Monday, July 14, 2014

30-Week Writing Survey: Week 15: A Writer I Admire

WEEK FIFTEEN OF THE SURVEY FOR AUTHORS!

QUESTIONS ARE  HERE!

Today's question: Midway question! Tell us about a writer you admire, whether professional or not!

I'll just do the obvious here and answer by praising the author I considered my uncontested favorite for many, many years: Joan D. Vinge.

I'm not sure, to tell you the truth, whether I'd think she was my favorite author if I'd started reading her now, and it's been a while since I picked up one of her books, but I seem to recall that she's one of those authors whose books I revisit and am always surprised how good they really are.

She's a character-centric writer who also includes epic plots, but ends up focusing on how these epic situations affect INDIVIDUALS. And to tell you the truth, a lot of her writing is horrifying because of how realistic it is at times. I have seen her portray some of the ugliest things about human nature and gone away crying because I see shadows of those same attitudes in my own life.

I don't want to go into anything specific about her books here, but I will steal a few important excerpts from an author's introduction she wrote for the ten-year anniversary edition of one of her books. I want to use her own words to show you why she's a favorite of mine, what her attitudes and experiences regarding writing are, and how shockingly, scarily similar she is to me in that respect.

She wrote this about her character Cat back in 1995. I have known and loved Cat since . . . I think it was 1990 or 1991. If you read nothing else of this, read the last two paragraphs to see why I love this author.

Over the years, between other projects, I had tinkered with that manuscript again and again, but I was never satisfied with it. Finally, after The Snow Queen, I took it out again. This time, when I reread my "trunk novel" (i.e., that old first book every author supposedly has stuffed in a trunk or a closet somewhere), I realized two things: that I still wanted to tell Cat's story; and that the "exciting adventure" I'd started when I was in my teens was in fact a considerably darker story when I looked at it from an adult perspective. (A friend of mine once remarked that "adventures are just tragedies that didn't happen." In this story tragedies, large and small, do happen.) At that point I did a major rewrite, using what I'd learned about writing (and human nature) in the intervening years to make it the book it wanted to be.

I get a lot of the same pleasure from writing a book that I get from reading one, because I don't plan every detail about who will do what before I begin. It's the lure of that next startling or unexpected development that makes me want to go on with work that often feels like pulling my own teeth. By the time I'd rewritten Psion, I realized that I wanted--needed--to write more about Cat; that in fact I wanted to write a series of stories about him, at significant points throughout his life. . . .
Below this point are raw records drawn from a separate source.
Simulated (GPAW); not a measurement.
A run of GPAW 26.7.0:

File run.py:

. . . For years I wondered what it was about Cat that made the need to write about him so compelling. I often said to people that he seemed to be almost an archetypal character; his hold on my imagination was that strong. It was only about three years ago that I finally had an insight into why: In the middle of a radio interview I was asked about it, and I said, "Cat is the personification of my social conscience."

Much to my surprise, I realized that was the answer. Cat came into my head at a point in my life when I first began to grasp the unspeakable variety and immensity of the pain human beings can inflict on one another. His personal story was an empathic narrative about prejudice and injustice seen from the victim's point of view. Cat's survival was testimony to the resilience of the human spirit, and his innate goodness proved the importance of judging everyone by what they are inside, how they treat others, and not by race, sex, color, religion, or sexual preference. [ . . . ]

The creative process taps parts of the brain that we don't generally have conscious access to, or much control over. The dark depths of that Jungian magic pool of inspiration sometimes produce images and insights that are startling and even horrifying. As a result, in the real world we do things for more than one reason; and a character like Cat takes on that same duality--like us, he may or may not really understand why he's doing something, even though he thinks he does.

That may sound peculiar (or even pathological) to people who aren't writers; but the characters who live in the virtual reality of an author's mind become very real. The writer may be playing God, but the characters still have free will. They stand up and yell, "You can't make me do that!" in your brain, or take an instant unplanned dislike to another character, or step into a scene for a moment and wind up taking over the story. [ . . . ]

Cat is, to me, far more than the sum of his parts, and always will be. How long it will take me to finish telling the story of his life, I don't know. I only know that I wouldn't mind us growing old together.